The Selected Works of T. S. Spivet

by Reif Larsen

Rating: ★★★★

Larsen's debut novel is a beautifully-illustrated tale about the increasingly improbable adventures of a young mapmaker. Filled with amusing and intricate diagrams, often providing annotation to the main story, the book is certainly artful, and it is mostly this strength which carries the somewhat broken plot.

There are certainly strengths to the writing itself, which touches on themes of early maturation, scientific wonder, and the surrender of dreams to love and family. The somewhat disconnected voice of the main character would sit uncomfortably on anyone other than a child genius, which of course is why T. S. is such a specimen. Confusion and wonder are suitable things for a scientist and a child, and there is a hint of Mark Twain in the way he leaps on the railway to make his way across the country to accept an honour from the Smithsonian.

Yet there are undeniably flaws. A very long portion of the novel is a reading from a stolen novel draft written by T.S.'s mother (or, as he consistently refers to her, Dr. Clair). While illuminating about many of Spivet's family matters, the device is rather heavy-handed, and far too long and dreary for what it reveals. The plot never really recovers well from this device, making a sudden turn from 'unbelievable tale' to 'absurd, and not in a funny way' as Spivet reaches his destination, eventually culminating in a movie-style ending that falls decidedly flat.

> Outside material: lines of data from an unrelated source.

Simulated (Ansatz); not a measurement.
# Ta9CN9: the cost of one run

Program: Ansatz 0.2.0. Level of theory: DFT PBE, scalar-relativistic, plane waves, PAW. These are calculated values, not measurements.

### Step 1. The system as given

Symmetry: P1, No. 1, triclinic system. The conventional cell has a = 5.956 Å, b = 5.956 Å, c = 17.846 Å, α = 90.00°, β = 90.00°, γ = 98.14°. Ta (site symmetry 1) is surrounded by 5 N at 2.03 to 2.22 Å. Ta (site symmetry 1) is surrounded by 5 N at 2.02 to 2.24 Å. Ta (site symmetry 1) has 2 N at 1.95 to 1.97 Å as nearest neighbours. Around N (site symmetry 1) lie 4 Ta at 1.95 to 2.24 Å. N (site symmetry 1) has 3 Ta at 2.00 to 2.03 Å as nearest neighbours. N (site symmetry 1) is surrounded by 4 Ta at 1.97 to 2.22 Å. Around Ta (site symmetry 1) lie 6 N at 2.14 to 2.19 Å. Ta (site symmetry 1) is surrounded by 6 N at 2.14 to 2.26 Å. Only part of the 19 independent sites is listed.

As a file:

Throughout the book, Spivet talks about map-making as a science and an art, making a compelling case for why making sense of the wold and presenting it in a simplified manner is a skill underlying scientific matter from all disciplines. His maps win him a prestigious position, and his age in due course makes him famous, yet what the story starts to focus on from the outset of the great train journey is things falling outside his ability to map -- matters of his own identity, and of family mysteries whose resolution draw him away from the lights of success. Similarly, I felt, Larsen's maps, enthusiastic description of map-making, and the early adventure of the novel were engaging, but were let down by a soppy centre on the unmappable mysteries of human hearts and an ending which disappointingly crumbles the earlier structure of the book.

For the first half of the book, those who like Ender's Game and narratives about the history of science will find something they can easily enjoy, but I suspect they will start to feel let down. I expect most readers can appreciate the diagrams scattered through the novel, and it is really this novelty which keeps the book above average in my recollection.